In the coming weeks, the company plans to add ShopRite to its lineup of retailers offering ready-made meals through its new hub.
Instacart, which has been testing the feature for "a few months," has found that customers buying items from the hub are ordering twice as frequently and that shoppers who add two meals to their cart are, on average, adding 19 other grocery items to their cart at the same time, Danker said.
Instacart has also found from its tests that people are looking to feed more than one person when using the meals feature. Rotisserie chicken, salads, sushi from Kroger, soups and Publix sandwiches have been the most popular items so far based on initial tests, the company said.
In announcing the Ready Meals Hub, Instacart highlighted market analytics firm Research and Markets' projection that the chilled and deli food market in the U.S. will reach more than $108 billion by 2026 — roughly 2.6 times bigger than its estimated $40.4 billion value last year. The Food Industry Association (FMI) has said that grocers can be the “ultimate mealtime solution,” encouraging them to boost their deli department and prepared foods to gain an edge against restaurants and use e-commerce to make meals more accessible.
Grocers have been looking for ways to make it easier for shoppers to include meals when ordering groceries online. Last fall, Whole Foods Market added the ability to order prepared foods like hot pizzas, sandwiches, salads and entrees to its app for pickup and delivery purchases. Shoppers can customize their selections within the new app tool.
On Instacart, customers can customize some items, like made-to-order meals, Danker said.
As demand for quick, high-quality meals and digital ordering increases, Kroger and Walmart are exploring the ghost kitchens trend, while a number of grocers including The Giant Company, Lucky California and H-E-B are opening in-store restaurants and food halls. Danker said that's not an avenue Instacart wants to explore: "We are not interested in going down a path where we're building kitchens or building or selling food ourselves."

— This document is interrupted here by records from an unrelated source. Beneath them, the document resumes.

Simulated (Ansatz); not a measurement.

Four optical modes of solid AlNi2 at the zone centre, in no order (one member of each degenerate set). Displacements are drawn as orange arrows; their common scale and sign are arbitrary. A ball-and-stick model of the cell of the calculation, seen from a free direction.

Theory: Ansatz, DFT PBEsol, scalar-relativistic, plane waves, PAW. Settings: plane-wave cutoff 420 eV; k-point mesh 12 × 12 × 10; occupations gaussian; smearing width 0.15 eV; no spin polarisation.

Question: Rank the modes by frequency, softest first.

By tying free Priority delivery with a small order minimum for ready-made meals, Instacart's new offering is making quick delivery more widely available to shoppers as speedier service becomes mainstream in the U.S. Instacart's convenience delivery service, which offers delivery in as soon as 30 minutes, is available from grocers like Kroger, Publix and all of Ahold Delhaize's brick-and-mortar grocery banners in the U.S. Instacart noted its convenience business has more than doubled since June.